Vermont View: Corporate welfare par for the course
www.rutlandherald.com
September 28, 2008

Interview with David Cay Johnston, author of "Free Lunch"

Editor's note: David Cay Johnston was 19 years old when he talked his way into a job as a reporter at the San Jose Mercury News. When he left five years later, he was still the youngest reporter at the newspaper. The Pulitzer-Prize-winning journalist has worked for the Los Angeles Times, the Philadelphia Inquirer and The New York Times. At the Times, Johnston specialized in investigative reports on taxation. He retired from the Times to focus on writing books. Johnston, who lives in Rochester, N.Y., has written two: Perfectly Legal: The Covert Campaign to Rig Our Tax System to Benefit the Super Rich – and Cheat Everybody Else and Free Lunch: How the Wealthiest Americans Enrich themselves at Government Expense (and Stick You with the Bill).
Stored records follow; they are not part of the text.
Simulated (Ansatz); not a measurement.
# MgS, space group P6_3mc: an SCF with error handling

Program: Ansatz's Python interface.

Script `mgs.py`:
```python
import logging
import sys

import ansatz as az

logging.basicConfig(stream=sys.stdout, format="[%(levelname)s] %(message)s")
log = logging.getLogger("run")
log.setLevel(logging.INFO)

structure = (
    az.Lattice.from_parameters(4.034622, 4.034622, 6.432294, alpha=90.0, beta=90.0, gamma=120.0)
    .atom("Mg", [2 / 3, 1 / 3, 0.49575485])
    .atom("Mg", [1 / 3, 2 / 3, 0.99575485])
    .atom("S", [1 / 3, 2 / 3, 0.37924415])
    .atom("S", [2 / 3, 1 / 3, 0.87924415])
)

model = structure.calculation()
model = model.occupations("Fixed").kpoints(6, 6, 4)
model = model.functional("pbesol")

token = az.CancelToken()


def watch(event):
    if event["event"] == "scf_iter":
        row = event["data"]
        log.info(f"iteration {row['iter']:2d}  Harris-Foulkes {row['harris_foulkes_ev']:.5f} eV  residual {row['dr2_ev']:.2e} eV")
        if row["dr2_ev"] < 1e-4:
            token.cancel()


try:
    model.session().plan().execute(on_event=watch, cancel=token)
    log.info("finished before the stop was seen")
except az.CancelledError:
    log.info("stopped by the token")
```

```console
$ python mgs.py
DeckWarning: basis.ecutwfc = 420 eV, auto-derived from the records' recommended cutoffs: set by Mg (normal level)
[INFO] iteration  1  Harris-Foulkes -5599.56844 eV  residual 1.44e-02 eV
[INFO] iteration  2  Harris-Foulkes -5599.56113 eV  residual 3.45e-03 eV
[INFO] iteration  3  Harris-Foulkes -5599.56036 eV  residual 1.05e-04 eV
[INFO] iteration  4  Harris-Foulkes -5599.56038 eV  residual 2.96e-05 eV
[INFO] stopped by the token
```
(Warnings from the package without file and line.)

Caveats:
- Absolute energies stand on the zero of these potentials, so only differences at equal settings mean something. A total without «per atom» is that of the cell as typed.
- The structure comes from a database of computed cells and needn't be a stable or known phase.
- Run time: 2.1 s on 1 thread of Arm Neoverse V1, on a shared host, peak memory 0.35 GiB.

Sunday editor Anne Galloway interviewed him last week in New York City. Excerpts follow.

Johnston on the media and the government

Journalists do a very good job of covering what politicians say. I've always focused on what the government does. I wanted to examine how the tax system operates and what happens when laws are passed. And, what I discovered, to my surprise was two things: 1. What politicians say about the tax system and how it really works are only accidentally and occasionally related, and 2. Our national myth that we heavily tax the wealthiest people to subsidize the people down below is false. Government data show that these subsidies go to the top.

The government publishes very detailed numbers on how much it gives to poor people, say poor people who are blind. But there's no compilation of all the gifts and subsidies to the top and what I show in "Free Lunch," my latest book, is that there are companies and entire industries that derive 100 percent of their profits and more from hidden taxpayer subsidies.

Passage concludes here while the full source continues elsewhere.